Implementing an Automated a Model Training CI/CD Pipeline
This tutorial shows how to initiate trainML training jobs using GitHub Actions as part of a model CI/CD pipeline.
The model training code is sourced from the PyTorch Examples repository.
Prerequisites
Before beginning this example, ensure that you have satisfied the following prerequisites.
- A valid trainML account with a non-zero credit balance
- A GitHub account
GitHub Setup
On GitHub go to the example repository and fork it using the Fork
button in the upper right. Once the fork is complete, navigate to the Settings
tab of the new repository, and click Secrets
. Create two new repository secrets (through the New Repository Secret
button in the upper right) called TRAINML_USER
and TRAINML_KEY
. Set their values to the user
and key
properties of a credentials.json
file of a trainML API key for your trainML account.
Go to the Actions
tab of your repository and click the button to enable workflows.
Executing the Workflow
To activate the workflow, make a minor change to the README.md
file and commit your changes to the master
branch. On the Actions
tab, you will see a new workflow run. When the workflow run completes, expand the Create Training Job
step to see the log output from the training job creation.
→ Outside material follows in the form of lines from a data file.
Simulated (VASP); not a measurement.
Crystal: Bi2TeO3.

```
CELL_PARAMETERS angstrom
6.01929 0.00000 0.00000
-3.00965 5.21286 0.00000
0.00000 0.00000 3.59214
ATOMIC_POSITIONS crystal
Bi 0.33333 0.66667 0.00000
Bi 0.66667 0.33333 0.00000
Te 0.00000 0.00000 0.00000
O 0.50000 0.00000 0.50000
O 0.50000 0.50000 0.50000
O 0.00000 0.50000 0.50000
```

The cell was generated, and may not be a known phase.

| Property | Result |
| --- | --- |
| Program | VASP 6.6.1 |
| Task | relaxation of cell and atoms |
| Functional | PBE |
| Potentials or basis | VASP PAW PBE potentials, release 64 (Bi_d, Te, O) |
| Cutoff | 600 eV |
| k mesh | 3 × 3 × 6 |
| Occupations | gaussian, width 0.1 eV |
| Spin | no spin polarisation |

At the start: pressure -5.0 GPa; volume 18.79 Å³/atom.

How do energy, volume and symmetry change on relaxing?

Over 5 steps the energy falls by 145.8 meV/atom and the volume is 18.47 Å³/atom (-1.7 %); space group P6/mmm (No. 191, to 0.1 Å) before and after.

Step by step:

Navigate to the Training Job Dashboard. You will see a new job called Git Automated Training - <commit hash>
. Click the View
button to observe the training progress.
When the training job finishes, navigate to the Models Dashboard. Here you will see the saved model with both the code and the training artifacts from the specific commit that originally initiated the workflow. This model can now be used for subsequent inference jobs, or examined with a notebook.
Understanding the process
The .github/workflows
and scripts
folder contain the files that facilitate this process. The rest of the repository represents the model code itself. The .github/workflows
folder contains the yml files that define the GitHub workflows and the scripts
folder includes the files that are ran by the steps in the workflow. The scripts
files are what use the trainML SDK to provision resources on the trainML platform.
run-model-training.yml
This file defines the GitHub Workflow. The contents are the following:
name: Run Model Training
on: [push]
jobs:
Create-Training-Job:
if: ${{ github.ref == 'refs/heads/master' }}
runs-on: ubuntu-latest
steps:
- uses: actions/checkout@v2
- name: Set up Python
uses: actions/setup-python@v2
with:
python-version: 3.8
- name: Install Dependencies
run: |
python -m pip install --upgrade pip
pip install trainml
- name: Create Training Job
run: python scripts/run_training.py
env:
TRAINML_USER: ${{ secrets.TRAINML_USER }}
TRAINML_KEY: ${{ secrets.TRAINML_KEY }}
This file directs GitHub to run this workflow when a change is pushed to the repository. The workflow consists of a single job called Create-Training-Job
that will only run if the push is to the master
branch. This job has 4 steps. The first pulls the repository and checks out the commit, the next two setup the environment and install the dependencies, and the last runs the run_training.py
script from the scripts
folder. The last step uses GitHub Secrets to make the trainML API Keys available as environment variables. By using these exact environment variable names, the trainML SDK will use them implicitly for authentication.
run_training.py
This file gets called as the last step in the GitHub Workflow and actually creates the training job for the commit that activated the workflow. The contents are the following:
from trainml import TrainML
import asyncio
import os
trainml_client = TrainML()
async def create_job(build_serial):
print(build_serial)
job = await trainml_client.jobs.create(
name=f"Git Automated Training - {build_serial}",
type="training",
gpu_type="RTX 2080 Ti",
gpu_count=1,
disk_size=10,
worker_commands=[
f"git checkout {build_serial} && python main.py --epochs 2 --batch-size 64 --arch resnet50 $TRAINML_DATA_PATH 2>&1 | tee train.log"
],
data=dict(
datasets=[dict(id="ImageNet", type="public")],
output_type="trainml",
),
model=dict(
source_type="git",
source_uri=f"{os.environ.get('GITHUB_SERVER_URL')}/{os.environ.get('GITHUB_REPOSITORY')}.git",
),
)
return job
if __name__ == "__main__":
job = asyncio.run(create_job(os.environ.get("GITHUB_SHA")))
## Job information should be saved in a persistent datastore to pull for status and verify completion
print(job)
The create_job
function creates a new job with the name Git Automated Training - {build_serial}
where the build_serial
is available as the GITHUB_SHA
environment variable. The worker command explicitly checks out this specific commit that is creating the training job to avoid a race condition between job creation and new commits being pushed to the master. The rest of the command simply runs the model training code with the desired parameters.
Since the purpose of this process is to evaluate the training results of new model code updates, this file hard codes the dataset (in this case, to ImageNet) so that all commits will be trained on the same data. The model definition is specified using boiler-plate code that automatically sets it as the git repository that is calling this workflow.
Because the output_type
is set to trainML
the results of this training run will be saved as a trainML Model with the job name prefixed by Job -
, so the model name will also include the build serial.